That Time Hulk Hogan Almost Killed Richard Belzer
Richard Belzer wasn’t the first wise guy, professional comedian or otherwise, who pointed out the glaringly obvious fact that professional wrestling is staged. For some reason, speaking this truth makes professional wrestlers very, very angry. Back in the 1980s, it was Hulk Hogan and Mr. T who took exception to Belzer’s smart-aleck skepticism--and Belzer paid the price.
A skinny comic thought wrestling was fake? The Hulkster begged to differ. On Belzer’s show Hot Properties, the well-oiled rassler showed up to prove to Belzer that his sport was on the level. He pointed to Mr. T -- “you just tell me, brother, when you want him to quit squealing” -- before bending Belzer over and wrapping massive arms around his neck. “This is called a front chin lock,” chuckled Hulk over the sound of Belzer’s audibly cracking neck. Wanting the comedian to get his deserved punishment, Mr. T advised Hulk to hold the host there for a little while.

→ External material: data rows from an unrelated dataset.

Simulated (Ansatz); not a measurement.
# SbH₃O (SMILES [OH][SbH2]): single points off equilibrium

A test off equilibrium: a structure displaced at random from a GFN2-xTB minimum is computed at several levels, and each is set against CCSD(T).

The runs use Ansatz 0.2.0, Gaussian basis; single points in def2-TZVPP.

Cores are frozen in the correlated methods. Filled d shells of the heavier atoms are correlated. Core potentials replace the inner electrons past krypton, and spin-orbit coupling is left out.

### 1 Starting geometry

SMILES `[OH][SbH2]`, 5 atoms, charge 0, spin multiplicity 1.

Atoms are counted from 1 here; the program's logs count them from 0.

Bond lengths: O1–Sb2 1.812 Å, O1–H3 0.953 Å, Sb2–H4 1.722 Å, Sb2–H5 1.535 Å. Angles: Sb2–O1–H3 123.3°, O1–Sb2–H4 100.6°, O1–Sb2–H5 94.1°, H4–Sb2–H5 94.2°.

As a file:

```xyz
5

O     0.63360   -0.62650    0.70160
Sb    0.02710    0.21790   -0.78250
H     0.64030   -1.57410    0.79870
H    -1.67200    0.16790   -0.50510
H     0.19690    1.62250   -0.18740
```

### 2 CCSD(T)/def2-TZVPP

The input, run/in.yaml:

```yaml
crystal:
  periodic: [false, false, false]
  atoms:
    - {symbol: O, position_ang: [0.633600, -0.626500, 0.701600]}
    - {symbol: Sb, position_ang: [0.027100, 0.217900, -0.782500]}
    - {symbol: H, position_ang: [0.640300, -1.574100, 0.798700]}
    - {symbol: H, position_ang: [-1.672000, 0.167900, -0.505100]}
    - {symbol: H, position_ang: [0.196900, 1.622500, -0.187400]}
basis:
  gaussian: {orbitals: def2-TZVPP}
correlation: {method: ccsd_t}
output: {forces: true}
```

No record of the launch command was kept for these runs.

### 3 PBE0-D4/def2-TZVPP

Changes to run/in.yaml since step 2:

And that’s probably what Hogan would have done had Belzer’s body not gone limp before falling hard to the floor. The audience gasped at the impact, despite Mr. T’s somewhat panicked assurances that “it’s all right, he’s just sleeping! He’s sleeping! Really!” (Apparently, no one ever explained to Mr. T the difference between “sleep” and “being choked into unconsciousness.”)
It wasn’t long before Belzer started to come to, aided by Hogan slapping the comic's face back into our reality. After a few moments, Belzer popped to his feet with a goofy grin, telling the audience the show would come back after “a word from … you know who” -- so maybe everyone was in on the joke?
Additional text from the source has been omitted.